At the moment the light from one eclipse of Algol occurs, Algol is a certain distance from Earth. If Earth and Algol are moving apart at 66629 mph, then 2.867321 days later, when the light for the next eclipse occurs, Algol will be 4585121.54 miles or 24.6162 light seconds further away from the Earth when that light leaves, This means that the light from this eclipse, traveling at c relative to the Earth, take 24.6162 seconds longer to travel to the Earth than the light from the earlier eclipse did. If the eclipses occurred 2.867321 days apart at Algol, the Earth would see them 24.6162 seconds or 0.00028491 days further apart 2.867321 + 0.00028491 =2.86760591 days apart which is also close to the given time. (quibbling about the small difference here does no good because the Earth's orbital speed itself varies by some 2240.3 mph (.6223 miles per sec) over over the course of an orbit, which would result in a larger difference in answers than what we got.)
The point is that I can get the same type of spacing between observed eclipses by assuming that light does travel at c relative to the Earth.
And as I've already indicated, we have done experiments to find out which model gives the correct answer, and the Relativistic model came out the winner.
This was demonstrated some yeas ago with in a practical situation. NASA had sent a pair of probes to one of the moons of one of the gas giants. One of pair was a lander and the other an orbiter. The lander would send info to the orbiter to be relayed back to Earth. The problem was that there was a glitch in the communication between the two. A communication protocol had been set up that required a very narrow frequency tolerance between the two and they were offset from each each other and they couldn't talk back and forth. The solution they came up with was to adjust the orbit of the probe so that when it was receiving from the lander, their relative velocity was just the right magnitude for Doppler shift to correct for the offset.
So here's the thing. Relativistic Doppler shift only depends on the relative velocity difference between source and receiver, while a model that assumes that the speed of light relative to the one doing the measuring depends on it motion, then the Doppler shift depends on both the source's and receiver's motion with respect to some fixed frame. Now we are dealing with an receiver which is orbiting a moon, which is in turn orbiting a planet, which in turn is orbiting the Sun. This means that after every orbit of the probe, the Moon will have moved some in its orbit and will be moving at a slightly different velocity relative top the Sun than is was before, this means that both the Orbiter's and lander's velocities will have changed, which in turn changes the Doppler shift. Thus in order to keep the shift to the precise value needed for the correction, NASA would have had keep adjusting the orbiter's orbit. They didn't. (If they had, it would have meant that there was something amiss with the prediction of Relativistic Doppler shift and there would have been quite a stir in scientific circles.)

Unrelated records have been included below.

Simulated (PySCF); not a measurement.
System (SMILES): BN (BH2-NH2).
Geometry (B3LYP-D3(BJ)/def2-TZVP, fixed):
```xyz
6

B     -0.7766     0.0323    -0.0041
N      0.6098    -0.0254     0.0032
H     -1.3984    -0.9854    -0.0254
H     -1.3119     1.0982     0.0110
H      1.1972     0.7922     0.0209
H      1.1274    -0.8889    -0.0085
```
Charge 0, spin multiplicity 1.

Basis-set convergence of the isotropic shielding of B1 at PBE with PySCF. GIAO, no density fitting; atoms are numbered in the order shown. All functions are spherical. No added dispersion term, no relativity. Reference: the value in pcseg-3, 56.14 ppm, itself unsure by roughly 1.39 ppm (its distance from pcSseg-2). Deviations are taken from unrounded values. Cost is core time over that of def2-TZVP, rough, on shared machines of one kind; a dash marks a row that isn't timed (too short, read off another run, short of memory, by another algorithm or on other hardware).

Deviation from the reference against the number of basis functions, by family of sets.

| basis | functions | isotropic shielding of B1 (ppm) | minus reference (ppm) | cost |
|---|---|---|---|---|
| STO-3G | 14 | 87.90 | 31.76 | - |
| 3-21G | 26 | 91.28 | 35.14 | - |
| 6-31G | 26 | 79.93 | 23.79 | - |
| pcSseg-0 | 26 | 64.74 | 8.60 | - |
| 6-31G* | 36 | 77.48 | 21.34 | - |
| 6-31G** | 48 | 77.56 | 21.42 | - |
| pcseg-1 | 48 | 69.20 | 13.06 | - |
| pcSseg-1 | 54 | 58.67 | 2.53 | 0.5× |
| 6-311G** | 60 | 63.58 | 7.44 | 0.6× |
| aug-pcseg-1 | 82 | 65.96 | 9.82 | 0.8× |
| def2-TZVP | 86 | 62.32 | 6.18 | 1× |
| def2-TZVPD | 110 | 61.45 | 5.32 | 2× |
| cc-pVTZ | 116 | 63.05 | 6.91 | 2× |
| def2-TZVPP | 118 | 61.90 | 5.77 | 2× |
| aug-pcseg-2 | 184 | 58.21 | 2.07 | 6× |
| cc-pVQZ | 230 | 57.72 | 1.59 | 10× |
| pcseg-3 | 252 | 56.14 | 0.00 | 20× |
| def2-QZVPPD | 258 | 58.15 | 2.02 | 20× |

The problem you are having is that you are trying to apply Newtonian physics to a universe that operates by Einsteinian rules.
The Earth measures light coming from Algol as moving at c relative to the Earth both when it is moving towards and away from Algol. The Earth now has a different velocity relative to the Earth 6 months from now or 6 months ago, and thus measures time and space differently. (This is the whole gist of Relativity, it involves a whole new model for space and time than Newtonian Physics uses.)